Robin Wilson, Princeton University Press, Princeton and Oxford, 2002, hardcover, ISBN 0-691-11533-8, list $24.95, Amazon $20.48
I don’t know about you, but I love to dig around in used book stores. I found this book in Placerville, of all places, for 15 bucks, but you can get it for not much more on Amazon. (Yes, I paid sales tax.)
Our Vallejo speaker, Larry Orman, spoke about making maps to sell ideas. Make the map to show what you think is important. That’s what his company does. Designed Maps, written by a professor of Geography at Penn State, illustrates how this is easily done without being too technical. As an example, she shows a standard full color road map of a portion of Spokane. She then makes three variations: an emphasis on road hierarchy, an emphasis on parks and a black and white design. It requires subtle skill to make a readable black and white map: the roads are white! The variants show how the same information can be manipulated by the mapmaker to fulfill his customer’s desires.

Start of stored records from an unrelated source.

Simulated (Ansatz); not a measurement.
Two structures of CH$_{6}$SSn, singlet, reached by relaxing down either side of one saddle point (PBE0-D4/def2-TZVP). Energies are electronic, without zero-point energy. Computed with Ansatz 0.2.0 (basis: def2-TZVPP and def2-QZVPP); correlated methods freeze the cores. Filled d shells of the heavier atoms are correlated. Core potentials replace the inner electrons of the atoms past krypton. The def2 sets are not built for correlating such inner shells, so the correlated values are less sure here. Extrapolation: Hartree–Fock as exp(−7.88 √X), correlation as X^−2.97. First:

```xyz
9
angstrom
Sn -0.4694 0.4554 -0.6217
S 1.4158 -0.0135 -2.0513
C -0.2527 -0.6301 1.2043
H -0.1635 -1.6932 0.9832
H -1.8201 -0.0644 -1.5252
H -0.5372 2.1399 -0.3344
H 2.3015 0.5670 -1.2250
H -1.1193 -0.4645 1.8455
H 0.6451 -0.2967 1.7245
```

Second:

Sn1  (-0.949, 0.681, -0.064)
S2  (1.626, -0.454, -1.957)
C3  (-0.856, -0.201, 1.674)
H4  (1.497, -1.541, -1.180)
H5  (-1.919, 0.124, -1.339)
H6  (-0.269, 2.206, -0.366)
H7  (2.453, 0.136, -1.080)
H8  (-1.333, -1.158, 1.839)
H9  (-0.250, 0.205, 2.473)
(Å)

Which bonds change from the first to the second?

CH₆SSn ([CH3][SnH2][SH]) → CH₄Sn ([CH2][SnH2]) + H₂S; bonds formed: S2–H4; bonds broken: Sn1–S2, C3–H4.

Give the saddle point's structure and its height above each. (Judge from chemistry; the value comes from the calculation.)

Included are many more full color maps, grouped by topographic, navigation, recreation, infrastructure and thematic map interests. One of the thematic maps is a net migration map for California to and from the rest of the
US. A dramatic red arrow shows inmigration from 1955 to 1960. Equally dramatic blue arrows show outmigration
from 1995 to 2000. Last person out please turn off the lights.
A fascinating growth map for Gettysburg shows buildings built before 1863 and still standing along with buildings built since 1924 in a lighter shade of red and 1998 buildings in blue. Maps for climbers show important differences from standard topos. Like all ESRI books this is well done and offers a colorful look at practical maps and how they can be manipulated to meet varying needs.